Angle between two surfaces

Question

I have the next question:
Find the angle between two surfaces: $x^2+y^2+z^2=9$ and $z=x^2+y^2-3$ at the point $(2,-1,2)$.
I have the next formula: $$\cos\theta =\frac{\nabla \Phi _{1}\cdot\nabla \Phi _{2}}{\left | \nabla \Phi _{1} \right |\cdot \left | \nabla \Phi _{2} \right |}$$
But I don't understand why we need to do gradient for the two surfaces, I would be very happy if someone would explain this to me. Thank You.

Answer 1

Locally, two smooth surfaces can be approximated as two planes. To determine the angle between two planes, you can draw a line in both planes, from a point on the intersection, and measure the angle they form.

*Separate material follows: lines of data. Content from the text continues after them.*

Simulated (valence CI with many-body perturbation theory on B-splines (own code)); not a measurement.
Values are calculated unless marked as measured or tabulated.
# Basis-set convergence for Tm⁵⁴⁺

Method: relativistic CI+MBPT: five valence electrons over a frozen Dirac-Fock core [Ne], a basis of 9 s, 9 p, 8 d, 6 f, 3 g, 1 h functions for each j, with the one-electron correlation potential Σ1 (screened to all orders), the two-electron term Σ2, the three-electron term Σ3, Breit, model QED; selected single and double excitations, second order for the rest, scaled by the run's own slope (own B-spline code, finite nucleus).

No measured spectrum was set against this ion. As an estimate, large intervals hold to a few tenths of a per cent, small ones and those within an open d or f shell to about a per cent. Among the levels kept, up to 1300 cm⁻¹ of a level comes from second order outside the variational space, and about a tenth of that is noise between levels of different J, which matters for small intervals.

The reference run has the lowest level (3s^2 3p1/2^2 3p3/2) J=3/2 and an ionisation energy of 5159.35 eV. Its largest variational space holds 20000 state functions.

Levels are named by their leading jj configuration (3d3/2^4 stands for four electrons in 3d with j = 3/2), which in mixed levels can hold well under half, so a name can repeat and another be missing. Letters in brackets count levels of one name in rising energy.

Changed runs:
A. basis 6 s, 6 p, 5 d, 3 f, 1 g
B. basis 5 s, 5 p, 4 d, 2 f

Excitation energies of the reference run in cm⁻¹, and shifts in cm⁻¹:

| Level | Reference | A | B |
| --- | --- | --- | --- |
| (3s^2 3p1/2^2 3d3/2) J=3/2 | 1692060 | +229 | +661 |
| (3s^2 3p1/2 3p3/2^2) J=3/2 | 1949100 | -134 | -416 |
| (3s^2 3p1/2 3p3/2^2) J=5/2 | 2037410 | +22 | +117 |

But this definition is not satisfactory because the angle will depend on the particular lines. To work around this problem, we observe that the angle is minimized when the lines are perpendicular to the intersection, and this minimum angle is uniquely defined.

As the gradient of a surface is perpendicular to it, the two gradients are perpendicular to the intersection, and the angle between the planes is also the angle between the gradient vectors.

Intuition of angle between two planes

Answer 2

Let $P=x^2+y^2+z^2=9$ and $Q=x^2+y^2-z=3$

Now take the gradient of the above surfaces

$\vec VA=\dfrac{dA}{dx}i+\dfrac{dA}{dy}j+\dfrac{dA}{dz}k=2xi+2yj+2zk=\vec R$

and $\vec VB=2xi+2yj-k=\vec S$

Given vectors at point $(2,-1,2)$ is

$\vec R=4i-2j+4k$

Now the dot product of vectors $R$ and $S$ is

$\vec R\cdot \vec S=|R||S|\cos\theta=(4i-2j+4k)(4i-2j-k)=\sqrt{4^2+2^2+4^2}\sqrt{4^2+2^2+1^2}\cos\theta$

$16=6\sqrt{21}\cos\theta$

$\cos\theta=\dfrac{8}{3\sqrt{21}}$

$\theta=\arccos\left(\dfrac{8}{3\sqrt{21}}\right)$

Therefore, the angle between the two surfaces is $\theta=\arccos\left(\dfrac{8}{3\sqrt{21}}\right)$